Clang Static Analyzer supporting Cross Translation Unit

Hi all,

As far as I know, Clang static analyzer suported interprocedural analysis in one translation unit very well but not very good for the whole program interprocedural analysis.

I got some primilary information about cross translation unit analysis online like this one: But it seems like it’s still an exprimental work, and no more meterials are available.

My work cares about interprocedural analysis a lot. I am kind of struggling on choosing tools to write checkers between clang analyzer and llvm pass. LLVM pass supports interprocedural analysis very well but they don’t have a lot of checkers available like clang analyzer. I wonder will cross translation unit analysis in clang analyzer be supported very solidly in the furture? Is it a promising project that you might be interested putting effort on?

I know it might be very expensive to support both path-sensitive and interprocedural analysis, especially for large systems. They may run out of memory. So I am curious if anyone is working on cross translation unit.

Thank you.

Hi Yingtong,

The work on integration of CTU into Clang Static Analyzer upstream is still ongoing. There were some experimental prototypes and now, as I know, Ericsson CodeChecker contains the most production-close version of CTU.
You should note that it is still experimental and has a number of known bugs and non-implemented functionality; however, we're working on fixing them.

(+ Gabor).

15.02.2018 03:31, Yingtong Liu via cfe-dev пишет:

The current CTU effort erases the boundaries we have between a single translation unit and the whole program, but it isn't going to be powerful enough to be described as a "whole-program" analysis, similarly to how our existing inter-procedural analysis isn't quite "whole translation unit" analysis.
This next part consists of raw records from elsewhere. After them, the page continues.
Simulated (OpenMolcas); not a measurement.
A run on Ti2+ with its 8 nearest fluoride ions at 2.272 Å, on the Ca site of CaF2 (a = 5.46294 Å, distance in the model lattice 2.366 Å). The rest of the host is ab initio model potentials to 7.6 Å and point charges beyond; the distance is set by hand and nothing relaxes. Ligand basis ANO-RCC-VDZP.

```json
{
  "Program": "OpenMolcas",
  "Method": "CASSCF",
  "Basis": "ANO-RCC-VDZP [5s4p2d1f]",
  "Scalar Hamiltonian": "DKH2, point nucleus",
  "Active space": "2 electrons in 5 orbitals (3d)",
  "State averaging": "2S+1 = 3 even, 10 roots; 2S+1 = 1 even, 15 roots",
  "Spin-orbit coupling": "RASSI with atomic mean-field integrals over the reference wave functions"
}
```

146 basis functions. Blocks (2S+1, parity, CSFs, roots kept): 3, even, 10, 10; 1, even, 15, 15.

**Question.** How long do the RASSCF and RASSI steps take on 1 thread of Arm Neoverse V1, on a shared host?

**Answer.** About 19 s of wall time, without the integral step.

With out static symbolic execution-based approach, we do not ever attempt to understand any significant module of the program "as a whole". Instead, we try to model specific individual functions, and sometimes, occasionally, depending on numerous unobvious circumstances, when we encounter calls of other functions during such modeling, we allow ourselves to descend into the callee function to explore consequences of the function call in the current context. It opens up execution paths that traverse multiple functions, but we always keep in mind that we're still analyzing the program by focusing on a very small part of the code at a time, conducting multiple independent analyses even within a single translation unit, and never assuming understanding the program as a whole.

CTU allows us, sometimes, occasionally, depending on numerous unobvious circumstances, to do the same when we encounter calls of functions that have their bodies defined in a different translation unit, therefore erasing the boundaries and allowing us to focus on more promising execution paths. The current effort is for now focused at that first step for now - erasing the boundaries. As far as i know, not much effort has been done to tweak our heuristics to determine the promising execution paths, but the existing heuristics work pretty well in the new circumstances, and a significant improvement of the bugs-per-second metric is observed, together with a considerable skew from finding deeper bugs within the current translation unit towards finding shallower bugs that require understanding of multiple translation units. But still, and probably even more so, CTU is not whole-program analysis - it's only an effort to erase the artificial boundaries of translation unit, but our static symbolic execution approach would never scale enough to understanding the program as a whole. Even if at all possible, it requires a way more significant effort and advanced techniques.

So the real question here is - what kind of analysis do you want to perform? Is symbolic execution the right tool for your work? Like, for ~1/2 of problems, symbolic execution is not even the right tool: if, for instance, you're trying to find a problem that can be identified by an invariant that holds on all paths (dead code, expression always has the same value, various check-after-use), then the analyzer wouldn't be of much help, because it never guarantees to explore all paths through the program; it's only good for finding specific paths on which a certain invariant is violated (use-after-failed-check, null dereference, memory leak). And also symbolic execution of the whole program's source code doesn't scale, but another analysis method may scale well.

Hi Aleksei and Artem,

Thank you so much for the detailed answers. I decided to write my own checkers from scratch using LLVM because I need the checkers to be more specific and they do rely on interprocedural analysis a lot.